Turns out Jorge Vazquez and the rest of Harbor Aluminum’s downward revisions for 2012 aluminum prices and beyond aren’t the only ones. The rest of the metals sphere, from copper to nickel to zinc, is souring on price outlooks and forecasts as we pass the midpoint of 2012.
According to a recent Reuters mid-year poll of metals analysts, the usual recent suspects — EU sovereign/bank debt turmoil, tepid US economy, China slowdown — are to blame for this. The IMF has downgraded global growth for next year, and naturally concern arises for how this will affect metal demand. Here’s where the median price forecasts for copper, tin, nickel, zinc, lead and aluminum stand:
The majority of those surveyed expect to see surpluses for tin, copper, zinc, nickel and aluminum. (Harbor, ever-bullish, doesn’t see an aluminum surplus.)
Daniel Brebner, analyst at Deutsche Bank, pointed out to Reuters’ Andy Home that “whether a market is in surplus or deficit right now is secondary to the broader risk-on-risk-off flow of capital. ‘The price is largely impacted right now by perceptions of risk,’” Brebner was quoted as saying.
Speaking of perceptions, Home brings up two fascinating points on metal price forecasting.

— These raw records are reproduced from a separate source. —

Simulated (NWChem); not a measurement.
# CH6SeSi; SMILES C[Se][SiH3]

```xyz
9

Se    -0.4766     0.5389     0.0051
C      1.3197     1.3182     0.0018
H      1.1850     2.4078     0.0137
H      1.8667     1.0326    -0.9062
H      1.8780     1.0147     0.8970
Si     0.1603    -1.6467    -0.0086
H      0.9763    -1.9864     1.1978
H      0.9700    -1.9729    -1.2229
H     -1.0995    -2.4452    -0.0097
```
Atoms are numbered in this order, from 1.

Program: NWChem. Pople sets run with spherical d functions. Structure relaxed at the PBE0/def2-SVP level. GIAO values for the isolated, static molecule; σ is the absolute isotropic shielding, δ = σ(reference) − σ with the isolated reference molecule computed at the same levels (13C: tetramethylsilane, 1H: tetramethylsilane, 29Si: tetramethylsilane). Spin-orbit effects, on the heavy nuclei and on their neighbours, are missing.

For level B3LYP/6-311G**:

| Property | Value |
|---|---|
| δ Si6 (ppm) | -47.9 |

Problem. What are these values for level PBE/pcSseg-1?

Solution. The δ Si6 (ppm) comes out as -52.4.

The first is that the influence of current events/happenings in forecasting is very strong (behavior researchers call it “anchoring”), so it’s not surprising that the dour pall cast by the EU crisis is affecting forecasts. The second point refers to the tendency for forecasts, as a result of any poll, to cluster, due to each analyst’s awareness of how the others are responding.
So overall, he concludes, perhaps all of these sad forecasts through 2013 may not necessarily be justified.
South Korea’s Procurement Agency Capitalizing
Finally, the gloomy climate for metals prices bodes well for some big metal buyers. OEMs aside, entire governments are eager to procure industrial metals at these bargain basement prices.
South Korea’s Public Procurement Service (PPS) agency plans to move on restoring the country’s copper and tin stocks, among others, if non-ferrous metal prices drop further, agency administrator Kang Ho-in told Reuters a few days ago. South Korea is the fourth-largest industrial metals buyer in the world.
The state procurement agency raised its metals budget last month to 580 billion won ($507.3 million), a whopping 60 percent increase from last year. According to PPS data, as of the end of June, the agency had enough copper to meet 37.6 days of demand — its target was 80 days — and 47.6 days of demand for tin against a target of 75 days.
According to estimates from the International Tin Research Institute (ITRI), Korea only holds 2,000 tons of tin inventory currently, while it usually imports 16,000 to 17,000 tons of tin per year.